BRASILIA (Realist English). On August 16, the presidential election campaign officially started in Brazil. The confrontation between the incumbent President, Jair Bolsonaro, and the country’s former leader, Lula da Silva, will be the most polarized campaign in recent decades.
Da Silva, who was Brazil’s president from 2003 to 2010, has already started wearing a bulletproof vest during public appearances. He was supposed to speak at an engine manufacturing plant on Tuesday morning, but federal police officers asked him to cancel the event for security reasons.
Instead, the leftist politician filed his seventh bid for the presidency at the Volkswagen plant in San Bernardo do Campo, an industrial city outside Sao Paulo, where he became famous as a trade union leader in the 1970s.

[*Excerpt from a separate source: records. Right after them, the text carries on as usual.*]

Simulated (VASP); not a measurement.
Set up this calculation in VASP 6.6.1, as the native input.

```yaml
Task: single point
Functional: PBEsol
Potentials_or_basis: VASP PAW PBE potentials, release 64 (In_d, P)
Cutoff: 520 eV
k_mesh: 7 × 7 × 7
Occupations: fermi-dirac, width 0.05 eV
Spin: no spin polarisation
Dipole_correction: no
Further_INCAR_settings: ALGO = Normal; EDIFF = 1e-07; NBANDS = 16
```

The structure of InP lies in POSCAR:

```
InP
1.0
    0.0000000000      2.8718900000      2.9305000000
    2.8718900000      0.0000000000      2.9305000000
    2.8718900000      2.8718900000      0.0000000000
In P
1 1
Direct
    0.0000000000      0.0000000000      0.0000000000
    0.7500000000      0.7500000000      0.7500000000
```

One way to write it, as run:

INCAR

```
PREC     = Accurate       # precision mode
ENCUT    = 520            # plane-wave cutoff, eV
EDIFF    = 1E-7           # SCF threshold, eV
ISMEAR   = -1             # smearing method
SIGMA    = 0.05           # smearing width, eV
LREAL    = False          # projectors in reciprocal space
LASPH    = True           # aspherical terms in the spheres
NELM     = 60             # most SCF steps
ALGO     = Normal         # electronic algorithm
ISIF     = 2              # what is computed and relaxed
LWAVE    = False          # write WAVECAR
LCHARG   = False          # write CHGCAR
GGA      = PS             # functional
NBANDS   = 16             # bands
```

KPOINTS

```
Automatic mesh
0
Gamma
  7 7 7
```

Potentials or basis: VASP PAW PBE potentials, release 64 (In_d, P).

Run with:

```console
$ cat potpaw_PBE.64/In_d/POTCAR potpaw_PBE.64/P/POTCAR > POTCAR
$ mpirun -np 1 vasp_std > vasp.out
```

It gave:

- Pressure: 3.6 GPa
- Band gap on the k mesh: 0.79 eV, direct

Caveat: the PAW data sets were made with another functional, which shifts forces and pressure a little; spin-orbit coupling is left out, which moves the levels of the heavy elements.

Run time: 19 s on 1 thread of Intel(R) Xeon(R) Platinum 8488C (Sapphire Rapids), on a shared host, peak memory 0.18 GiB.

Bolsonaro, the populist nationalist backed by Christian conservatives, launched his campaign with a rally in Juiz de Fora, a small southeastern town where an assailant stabbed and nearly killed him during his 2018 campaign.
“I was reborn here… Here, the Creator saved my life so that I could do everything possible for our nation as president,” an emotional Bolsonaro told the cheering supporters.
In most opinion polls, Lula is ahead of Bolsonaro by double digits, and both leaders are well ahead of the other 10 candidates.
Politicians and poll watchers fear that political violence will only intensify ahead of the presidential, congressional and gubernatorial elections in 27 states, which will be held on October 2.
” There is real reason for concern because even though political violence has been a fact of life here for years the situation today has been exacerbated by the way Bolsonaro has promoted violent discourse as a way to resolve political conflicts,” Pablo Nunez, director of the CESeC think tank, said in a conversation with the Guardian.
A poll conducted by IPEC on August 15 showed that in the first round 44% of voters support Lula and only 32% support Bolsonaro. In the second round, 51% of Brazilians are ready to vote for Lula, and 35% for the incumbent President Bolsonaro.
However, in recent weeks, Bolsonaro has managed to narrow Lula’s gap by increasing social spending for poor Brazilians, as well as calling on the state-controlled oil company Petrobras to lower fuel prices, which is a key factor in inflation.
Many Brazilians fear that if Bolsonaro is defeated, he may follow in the footsteps of former US President Donald Trump and try to fight the outcome.
Bolsonaro has previously expressed unfounded doubts about the national electronic voting system. And in 2021, he told tens of thousands of supporters that only God could remove him from power.